SurrealDB | Find your celebrity soulmate with the magic of vector search

Have you ever wondered how to find someone or something that’s most like you, whether it’s a roommate, someone who shares your Christmas traditions, or even a celebrity? Vector search is the answer. It’s a modern way to find matches based on multiple preferences at once, and tools like SurrealDB make it incredibly easy to use. Let’s explore what vector search is and how it works, step by step.

What is Vector Search?

Vector Search is a method to find the most similar items in a dataset by considering multiple dimensions (or preferences) simultaneously. Unlike traditional database queries, which filter data based on specific conditions, vector search calculates the “distance” between items in a multi-dimensional space to find the closest match. The easiest way to explain this is with an example.

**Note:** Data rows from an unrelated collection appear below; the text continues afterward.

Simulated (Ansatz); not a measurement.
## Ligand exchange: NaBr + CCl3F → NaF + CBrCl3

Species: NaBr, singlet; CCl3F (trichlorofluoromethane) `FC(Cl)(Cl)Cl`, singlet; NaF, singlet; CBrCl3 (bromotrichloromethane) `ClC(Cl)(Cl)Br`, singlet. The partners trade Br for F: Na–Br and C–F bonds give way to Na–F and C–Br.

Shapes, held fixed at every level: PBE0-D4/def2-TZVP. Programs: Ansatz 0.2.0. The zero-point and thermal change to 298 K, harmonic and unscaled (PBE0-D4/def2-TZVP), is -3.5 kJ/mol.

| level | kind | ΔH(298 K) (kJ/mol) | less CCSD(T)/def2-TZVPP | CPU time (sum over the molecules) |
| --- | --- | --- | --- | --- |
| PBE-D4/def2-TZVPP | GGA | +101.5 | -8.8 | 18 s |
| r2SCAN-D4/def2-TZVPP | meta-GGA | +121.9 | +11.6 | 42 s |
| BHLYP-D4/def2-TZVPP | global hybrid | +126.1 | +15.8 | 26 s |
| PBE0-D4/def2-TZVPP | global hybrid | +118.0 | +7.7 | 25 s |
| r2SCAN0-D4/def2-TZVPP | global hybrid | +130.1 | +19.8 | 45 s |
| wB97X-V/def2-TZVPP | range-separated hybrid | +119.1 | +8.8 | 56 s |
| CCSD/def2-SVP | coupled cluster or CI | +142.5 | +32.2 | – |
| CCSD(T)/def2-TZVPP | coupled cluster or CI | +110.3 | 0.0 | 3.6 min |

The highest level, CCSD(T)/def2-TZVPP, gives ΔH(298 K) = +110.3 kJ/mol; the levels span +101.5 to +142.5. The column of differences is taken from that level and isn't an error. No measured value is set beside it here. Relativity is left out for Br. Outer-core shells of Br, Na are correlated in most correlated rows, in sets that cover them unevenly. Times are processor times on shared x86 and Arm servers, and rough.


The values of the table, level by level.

Step 1: Finding Your Conference Roommate

Imagine a scenario where you’re at a conference, and you must be paired with a roommate. Everyone filled out a questionnaire, and one of the questions was:

“The mornings are terrible. Don’t talk to me before 8.”

(Ranked from 1 to 5, where 1 means “Strongly Disagree,” and 5 means “Strongly Agree.”)

It would be a good idea to find someone who feels the same way about mornings as you do to avoid those awkward early morning conversations. If you answered 4, a traditional database with tables could easily find a list of people who also answered 4, and you would have to make a decision whether to room with one of them. If there was no one who answered 4, you would have to settle for someone who answered 3 or 5 and run a query to pull them out of the database.

Step 2: Adding a New Metric

Now, let’s add a second question to the mix again asked on a scale of 1 to 5, with 1 being “Strongly Disagree” and 5 being “Strongly Agree.”

“I like to sleep in a cool room.”

At this point, traditional search methods start to feel clunky because you now need to consider both preferences. Say you answered 3, we would have to consider a query perhaps searches for an exact match on both questions. If there was no exact match, we would have to decide how to rank the importance of each question and how to weigh the answers. You would have to decide whether you would rather room with someone who answered 4 on the first question and 3 on the second or someone who answered 3 on the first question and 4 on the second.

Visualising Vector Search

A vector search would consider both preferences simultaneously. Imagine laying out a 5x5 grid on the floor. Each person’s answer to the first question (mornings) is their X-coordinate, and their answer to the second question (cool room) is their Y-coordinate.

For example: If Abigail answered 4 for mornings and 3 for cool rooms, her position on the grid is (4, 3). This is her vector, and position on the grid:

Say Jane answered 2 for mornings and 4 for cool rooms, her position on the grid is (2, 4). Say Sarah answered 1 for mornings and 3 for cool rooms, making her position (1, 3)

We can place everyone on the grid and measure the distance between them. The shortest distance represents the most similar person. We can see that compared to Abigail, Jane is the closest match, but Jane and Sarah are the most similar to each other.

Step 3: Adding a third dimension

Now let’s include a third question on conference roommates:

“Ditching the conference for a day at the beach sounds like a great idea.”

Again, this question is on a scale of 1 to 5, with 1 being “Strongly Disagree” and 5 being “Strongly Agree.” Each person’s position now has three coordinates, like (4, 3, 5). The same principle applies: the shortest distance in this 3D space indicates the person most similar to you across all three preferences. You can see that in a traditional database, this would be difficult to query for. In a vector search, it’s as simple as calculating the distance between the vectors.

If we visualise this in 3D cube, we would be able to see the distance between each person’s preferences.

Adding more dimensions

You can keep adding dimensions to the vector space to represent more preferences. At this point our visual representation becomes difficult to imagine, but the concept remains the same. The more dimensions you add, the more complex the search becomes.

Vector Search in SurrealDB

SurrealDB makes it easy to perform vector search on large datasets. Each set of answers is represented by a set of answers or metrics.

Let’s use the example of finding the most similar celebrity to you. I selected 5 statements that represent different personality traits, with answers ranging from 1 to 5 (1 being “Strongly Disagree” and 5 being “Strongly Agree”).:

I enjoy taking risks and trying new things.
I prefer quiet nights in over social gatherings.
I am very competitive and strive to be the best in everything I do.
I rely heavily on routines and planning in my daily life.
I often seek out creative outlets to express myself.

Represent your answers as a vector, like [4, 2, 5, 4, 5].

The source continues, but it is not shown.